This matter concerns a series of inspections of the Mine, Shirvan Quarry, from April to October of 2020 and the resulting citations and orders. These inspections led to a myriad of alleged violations, 8 citations and 11 orders at issue in this proceeding. BC Quarries also challenges the penalty assessment that resulted from three of the orders. Many of these alleged violations stem from a similar sequence that involves a citation for an alleged violation followed by the failure to abate that violation, a withdrawal order, and the failure to follow that withdrawal order.
A hearing was held via Zoom for Government on July 13-14, 2021. During the hearing, the parties offered witness testimony[1] and documentary evidence citation or order by citation or order.[2] The Secretary submitted a post-hearing brief on September 13, 2021.

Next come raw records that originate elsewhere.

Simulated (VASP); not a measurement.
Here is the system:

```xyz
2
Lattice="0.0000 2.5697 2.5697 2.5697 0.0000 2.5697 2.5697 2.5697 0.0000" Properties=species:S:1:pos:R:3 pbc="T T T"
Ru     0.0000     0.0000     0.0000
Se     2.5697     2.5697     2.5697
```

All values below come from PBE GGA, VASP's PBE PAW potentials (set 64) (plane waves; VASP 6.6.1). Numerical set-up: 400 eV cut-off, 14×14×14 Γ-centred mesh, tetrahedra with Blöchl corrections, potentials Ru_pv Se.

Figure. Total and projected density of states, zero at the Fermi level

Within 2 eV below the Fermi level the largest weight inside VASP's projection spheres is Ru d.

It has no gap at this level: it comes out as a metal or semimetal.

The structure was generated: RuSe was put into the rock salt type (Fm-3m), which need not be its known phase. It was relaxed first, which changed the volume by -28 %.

Based on a careful review of the record, including the evidence submitted, the Secretary’s post-hearing brief, and observation of the demeanor of witnesses,[3] the undersigned makes the following findings of fact and conclusions of the law.
I. STIPULATIONS
The parties submitted the following stipulations, which have been accepted into the record:
a) At all relevant times, Respondent has been an “operator” as defined in Section 3(d) of the Mine Act, 30 U.S.C. § 802(d).
b) BC Quarries is a “mine” as defined in § 3(h) of the Mine Act, 30 U.S.C. § 802(h).
c) Respondent’s operations at the mine at which the Citations in this case were issued are subject to the jurisdiction of the Mine Act.
d) This proceeding is subject to the jurisdiction of the Federal Mine Safety and Health Review Commission and its designated Administrative Law Judges pursuant to Sections 105 and 113 of the Mine Act.
e) The individuals whose names appear in Block 22 of the Citation(s)/Order(s) in this case were acting in an official capacity and as authorized representatives of the Secretary of Labor when they issued the Citations/Orders.
f) The Citation(s)/Order(s) were properly issued and served by a duly authorized representative of the Secretary of Labor upon an agent of Respondent at the date, time, and place stated.
g) Respondent is an ongoing business.
h) From June 16 to August 3, 2020, miners used the sea container identified in Order 9523975.
i) From June 16 to August 3, 2020, miners used the 500-gallon tank identified in Order 9523972.
j) From June 16 to August 3, 2020, miners used the 100-gallon tank identified in Order 9523974.
k) On June 16, 2020, the John Deere excavator identified in Citation 9523939 did not have mirrors.
l) As of June 16, 2020, the fire extinguisher identified in Citation 9523940 had not been inspected on a monthly basis.
Sec’y Prehearing Report at 3-4; July 13 Tr. at 13-26.
II. PRELIMINARY MATTERS
As an initial matter, numerous citations and orders involved in this matter—both those that BC Quarries contested and those related to contested citations and orders—have already become final decisions of the Commission.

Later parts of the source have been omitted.